Beat

Director: Gary Walkow
Screenwriters: Gary Walkow

Institute History

  • 2000 Sundance Film Festival

Description

William Burroughs lived long enough to perform on Saturday Night Live. Allen Ginsberg appeared in GAP ads, but one central figure of the Beat movement never moved beyond obscurity. Joan Burroughs died of a gunshot wound delivered by her own husband. Beat is the true story of the events leading up to that fatal day. Joan was the center of a circle of friends who would later become the Beats. They all lived on the edge, and they all shared a gift for falling in love with the wrong people. It is 1951, and William (Kiefer Sutherland) and Joan (Courtney Love) are living in Mexico City. When old friends Ginsberg (Ron Livingston) and Lucien Carr (Norman Reedus) drive down for a visit, William has taken off to Guatemala with another man. Joan is feeling low but is captivated by the idea of a car trip to an erupting volcano. On the road, Joan and Lucien fall in love. When William returns home, there is a confrontation over the obvious flaws in their marriage which ends in a drunken game of William Tell.

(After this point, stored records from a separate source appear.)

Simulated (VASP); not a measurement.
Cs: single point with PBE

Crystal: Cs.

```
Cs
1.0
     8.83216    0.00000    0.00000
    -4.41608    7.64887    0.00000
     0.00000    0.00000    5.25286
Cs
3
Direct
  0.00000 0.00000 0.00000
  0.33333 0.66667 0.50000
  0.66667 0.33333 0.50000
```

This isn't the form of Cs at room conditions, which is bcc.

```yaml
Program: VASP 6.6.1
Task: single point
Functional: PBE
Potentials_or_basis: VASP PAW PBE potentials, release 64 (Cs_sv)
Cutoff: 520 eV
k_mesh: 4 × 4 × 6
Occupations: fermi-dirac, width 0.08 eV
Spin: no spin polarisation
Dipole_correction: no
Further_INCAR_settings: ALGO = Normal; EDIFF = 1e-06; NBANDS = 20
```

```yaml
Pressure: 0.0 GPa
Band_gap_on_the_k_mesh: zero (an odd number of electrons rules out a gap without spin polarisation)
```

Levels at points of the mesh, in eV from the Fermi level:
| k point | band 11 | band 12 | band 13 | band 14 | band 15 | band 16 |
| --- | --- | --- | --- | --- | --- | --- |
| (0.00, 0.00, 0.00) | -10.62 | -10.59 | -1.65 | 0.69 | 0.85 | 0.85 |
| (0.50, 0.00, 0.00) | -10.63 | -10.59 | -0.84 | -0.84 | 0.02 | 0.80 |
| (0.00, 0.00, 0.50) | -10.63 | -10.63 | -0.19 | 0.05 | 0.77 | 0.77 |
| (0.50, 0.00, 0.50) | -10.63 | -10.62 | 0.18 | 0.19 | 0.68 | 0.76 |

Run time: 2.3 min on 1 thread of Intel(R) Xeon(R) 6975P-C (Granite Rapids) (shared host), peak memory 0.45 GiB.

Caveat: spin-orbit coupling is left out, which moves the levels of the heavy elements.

The Beat Generation has been both celebrated and reviled for its own iconography. Shot in Mexico in the actual locations, Gary Walkow’s evocative new film (his Notes from Underground played in the 1996 Festival) allows the truth to stand on its own. The poetic dialogue seeks to distinguish the real from the myth. These are living people with complex emotions and human flaws. Excellent performances round out this lyrical account of unrequited love and the chaos it inspires.